Divide and conquer sorting algorithm that sorts by splitting up an array into smaller chunks to be sorted. The chunks are split halfway until they are each of size 1. In this case, the chunks are already sorted. After dividing, pairs of sorted arrays are joined together, sorting them as they are merged until there is only one chunk left that is the final sorted array.
- Best, average, and worst case time complexities are all O(nlog(n)). The complexity of the merging step is O(nlog(n)) since each merge involves iterating through both chunks in each pair, which grows with the length of the original array (n) and the number of merges decreases by a factor of 2 since half the number of chunks to merge remain after each process of merging.
- The space complexity is O(n) since the sorted elements need to be stored in some intermediary when merging. This number increases based on the length of the initial array. As a result, the algorithm is also not inplace.
Divide and conquer algorithm that sorts very similarly to merge sort, but uses a pivot and wall to swap elements in place, avoiding having to create temporary arrays when merging. Quicksort works by partitioning the array into two partitions based on a pivot such that everything to the left of the pivot is less than it, and everything to the right of the pivot is greater than it. The new position of the pivot after the partitioning is kept track of by an incrementing wall/counter for the start of the array. The pivot itself is an arbitrary element in the array.
The partitioning works by iterating through all the elements of the array, swapping elements that are less than the pivot with the element immmediately to the left of the wall (which starts at index 0). Aftwerwards the wall inc incremented by 1, moving the wall to the right of the newly formed partition. After iterating through all elements, the pivot is swapped with the current element at the wall. At this point, the array is divided into 3 sections: the left partion of elements less than the pivot, the pivot itself, and the right partion of elements greater than (or equal to) the pivot.
The algorithm continues by applying this partitioning and sorting on the newly formed left and right partitions until the partions are of size 1, in which case, they are sorted. After having gone through all sub-partitions, the entire array has been sorted inplace.
- The main action done in this algorithm behind the sorting is the swapping of elements, which has a constant space and time complexity since swapping just involves having a single temporary variable.

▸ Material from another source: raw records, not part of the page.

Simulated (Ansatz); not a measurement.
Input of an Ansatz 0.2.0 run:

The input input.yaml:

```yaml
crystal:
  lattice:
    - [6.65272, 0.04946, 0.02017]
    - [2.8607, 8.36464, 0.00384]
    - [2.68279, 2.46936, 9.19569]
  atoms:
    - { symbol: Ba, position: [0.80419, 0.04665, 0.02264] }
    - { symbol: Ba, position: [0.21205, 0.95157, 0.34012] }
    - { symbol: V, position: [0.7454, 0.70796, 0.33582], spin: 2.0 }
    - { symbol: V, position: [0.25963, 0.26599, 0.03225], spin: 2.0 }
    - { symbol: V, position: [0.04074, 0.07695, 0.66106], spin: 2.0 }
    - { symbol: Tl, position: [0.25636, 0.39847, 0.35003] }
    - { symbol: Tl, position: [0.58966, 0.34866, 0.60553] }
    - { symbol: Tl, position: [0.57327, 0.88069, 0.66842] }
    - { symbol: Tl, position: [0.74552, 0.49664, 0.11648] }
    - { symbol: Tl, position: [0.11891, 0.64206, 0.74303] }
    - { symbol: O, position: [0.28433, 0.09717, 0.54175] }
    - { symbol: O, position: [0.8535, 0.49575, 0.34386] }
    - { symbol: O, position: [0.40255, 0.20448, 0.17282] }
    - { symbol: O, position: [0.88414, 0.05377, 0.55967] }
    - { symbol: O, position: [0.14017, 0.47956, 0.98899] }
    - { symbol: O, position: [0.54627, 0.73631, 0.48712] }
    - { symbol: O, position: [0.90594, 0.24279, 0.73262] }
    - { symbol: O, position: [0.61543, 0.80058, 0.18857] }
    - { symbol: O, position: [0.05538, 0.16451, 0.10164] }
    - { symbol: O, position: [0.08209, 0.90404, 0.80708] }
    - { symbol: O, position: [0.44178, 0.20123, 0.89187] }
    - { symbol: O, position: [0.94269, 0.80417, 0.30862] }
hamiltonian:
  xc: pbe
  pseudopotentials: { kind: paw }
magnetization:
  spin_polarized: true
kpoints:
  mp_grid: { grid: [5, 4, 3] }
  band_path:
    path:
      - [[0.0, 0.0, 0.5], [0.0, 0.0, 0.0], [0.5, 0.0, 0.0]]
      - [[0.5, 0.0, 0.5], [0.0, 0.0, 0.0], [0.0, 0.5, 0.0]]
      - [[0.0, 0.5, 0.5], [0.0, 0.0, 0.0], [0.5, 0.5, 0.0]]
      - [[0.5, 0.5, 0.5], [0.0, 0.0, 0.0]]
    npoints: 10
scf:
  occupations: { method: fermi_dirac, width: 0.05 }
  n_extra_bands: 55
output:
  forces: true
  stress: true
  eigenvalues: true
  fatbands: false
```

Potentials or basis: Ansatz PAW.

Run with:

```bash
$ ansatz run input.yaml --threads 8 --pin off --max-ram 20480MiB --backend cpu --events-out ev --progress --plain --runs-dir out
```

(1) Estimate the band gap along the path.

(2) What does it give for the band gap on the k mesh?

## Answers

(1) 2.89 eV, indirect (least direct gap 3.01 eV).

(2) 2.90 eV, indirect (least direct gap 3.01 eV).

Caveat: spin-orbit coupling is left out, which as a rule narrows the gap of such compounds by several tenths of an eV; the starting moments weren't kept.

- The wort case time complexity is \(O(n^2)\) where the partitions are very imbalanced, causing either the left or right partion to always be of size 0. In this case, the division step creates a new partition whose length is just 1 less the previous which must still be iterated over to produce another partition. Both the iteration in each partition, and the number of partitions made increase with the length of the array, n. This scenario occurs in the case where either the smallest or largest elements in the array are chosen as the pivot for all partions since all other elements must be to the left of the partition if the max is chosen and to the right of the partition if the min is always chosen. To make sure the min and max aren't always selected, the median of the first handful of elements in the array is used as the pivot.
- The average and best case time complexities are both O(nlog(n)). For best case, this occurs if the sub-partitions created are of equal size since the size of each sub partiion decreases by a factor of 2 each time. Always happenning to select the median of the partition can lead to this. The average case involves complex math, so see Khan Academy for a better explanation.
- The space compelxity is constant since the array is sorted inplace and all the swaps just use 1 temporary variable.
Hash tables (also known as dictionaries, maps, associative arrays) are abstract data types where each value is associated with a unique key. The elements themselves are actually stored in an array. The element index/offset at which these elements are stored is the result of a hash function for a given key. This hash function is responsible for converting a given data type to an integer representation of it for this offset.
The hash function itself should be implemented in such a way that the hash for a variable can be calculated quickly (near constant time), and each hash produced should be unique for every unique key. As a result, most of the time, hash functions involve some complicated math involving prime numbers, and coming up with a universal hash function that works for nearly all data types is impossible. (See python's implementation for string hashing as an example of how hashing works. I tend to use python's hashing functions when implementing my own hash tables.) If a hash function produces a hash whose value is at least the length of the array, the hash hash is modulo'd with the length of the array to produce an index that can be used on this array.
Regardless of how well the hashing algorithm is, there is a possibility that two keys could produce the same hash, in which case, if an element already occupies the space for that hash, the element will still have to be stored somehow (it should not be dropped.)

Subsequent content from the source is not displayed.